Thursday, August 03, 2023

Final Jeopardy

Aarti Khuvana once said, ~A woman doesn’t want a man who promises to reach for the stars and bring her to the moon. She just wants a man who has the depth to stand by her, no matter her moods and shortcomings cares for her likes and dislikes. She needs a man who is strong enough to be faithful to her and who can promise her a lifetime of love.~ If you think about it, it’s most definitely challenging for any guy to try to figure out what women want, especially since they specifically categorize their needs and wants on their personal relationship board. In a way, it's like being a contestant on the long running popular game show Jeopardy that was hosted by late and legendary, pop culture icon Alex Trebek. Essentially, we do our best in trying to figure out/know the answers to a plethora of categories despite how massively mind bogglingly the sheer scope of it all is to where we have difficulty in completely wrapping our brain around it.

Without a doubt, it can certainly be a frighteningly scary, eye opening and not to mention challenging experience indeed to even attempt to get every answer correct to all the categories about women ranging from personal, mental, emotional, physical, and/or spiritual. However, what’s even more frighteningly scary are the categories a guy doesn’t see on the board that, in a sense, are viewed as a daily double challenge because they can pop up at any moment without any warning whatsoever. Thinking about it further, that’s why women are considered uniquely challenging because of how illogically contradictive and unreasonably hypocritical they can be in an immensely insane way. As a guy, you’re never really prepared to buzz in to give an answer for the daily double because of how it’s such a wildcard category that will most definitely leave us absolutely stumped, utterly confused, astoundingly perplexed, and totally dumbfounded.

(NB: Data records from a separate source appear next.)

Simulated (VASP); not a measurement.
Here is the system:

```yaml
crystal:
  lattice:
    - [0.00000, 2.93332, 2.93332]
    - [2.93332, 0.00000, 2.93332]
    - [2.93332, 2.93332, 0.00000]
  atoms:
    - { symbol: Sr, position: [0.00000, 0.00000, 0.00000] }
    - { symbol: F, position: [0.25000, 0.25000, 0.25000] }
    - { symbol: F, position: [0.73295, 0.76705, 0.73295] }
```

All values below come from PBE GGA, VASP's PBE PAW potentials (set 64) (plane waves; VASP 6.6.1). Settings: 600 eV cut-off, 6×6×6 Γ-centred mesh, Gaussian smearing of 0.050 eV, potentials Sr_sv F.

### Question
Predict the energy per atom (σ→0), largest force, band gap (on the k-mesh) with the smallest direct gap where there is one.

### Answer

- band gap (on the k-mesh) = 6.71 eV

As I said before, it’s most definitely challenging for any guy to try to figure out what women want, especially since the female species specifically categorizes their needs and wants on their own personal Jeopardy relationship board. Oftentimes, it's not so much the countless categories that make no sense half the time as it's the questions in which they not only have more than one answer to, but are constantly changing unlike the Jeopardy board on the show that is set in stone. You see, although the questions may be viewed as easy enough to answer, they're in actuality difficult because of how deeply layered they are, setting us up to be intentionally thrown off. Essentially, it's a seemingly unfair advantage that causes any guy to become incredibly frustrated to the point where we're hesitant to take on the monumental task head on for fear of embarrassing ourselves and failing miserably.

Let me ask this question to those who sat and watched the game show Jeopardy like myself, did you feel smarter or dumber afterwards? I think it's safe to say we’ve all felt as if we're either the smartest dumb or dumbest smart person alive when you take on those selected categories. For the most part, that same feeling can be compared to when a guy thinks he has it all figured out with a particular female he’s interested in. Unfortunately, mistakes can be made when we find ourselves feeling overconfident as we’re clearing the board, so to speak, of certain categories involving trust, faith, integrity, honor, respect, honesty, loyalty, understanding, communication, commitment, etc. What it primarily comes down to is having the patience to take it one category at a time instead of randomly going from one category to another, which isn't viewed as a sound strategy.

Alex Trebek said, ~Don't worry about it. Just look ahead to the next question. You didn't get here by accident. You passed the test. You deserve to be here. These categories maybe don't line up with your areas of expertise. But you're bright. Keep your head up. Move forward. Keep going.~ In retrospect, the beauty of relationships/matters of the heart is we aren’t going to get every answer to the question on the quintessential relationship board right so learn from it and move on whether we succeed or fail. In other words, it's a constant work in progress that tests how far a guy is willing to mentally and emotionally push himself to prove his worth. Ultimately, we’re never going to be the likes of Ken Jennings or Brad Rutter and that’s fine. In the end, the answers guys don’t get right help for a far better and deeper level of understanding knowing the goal we want to set then reach for ourselves is that final jeopardy stage of a strong, worthwhile relationship.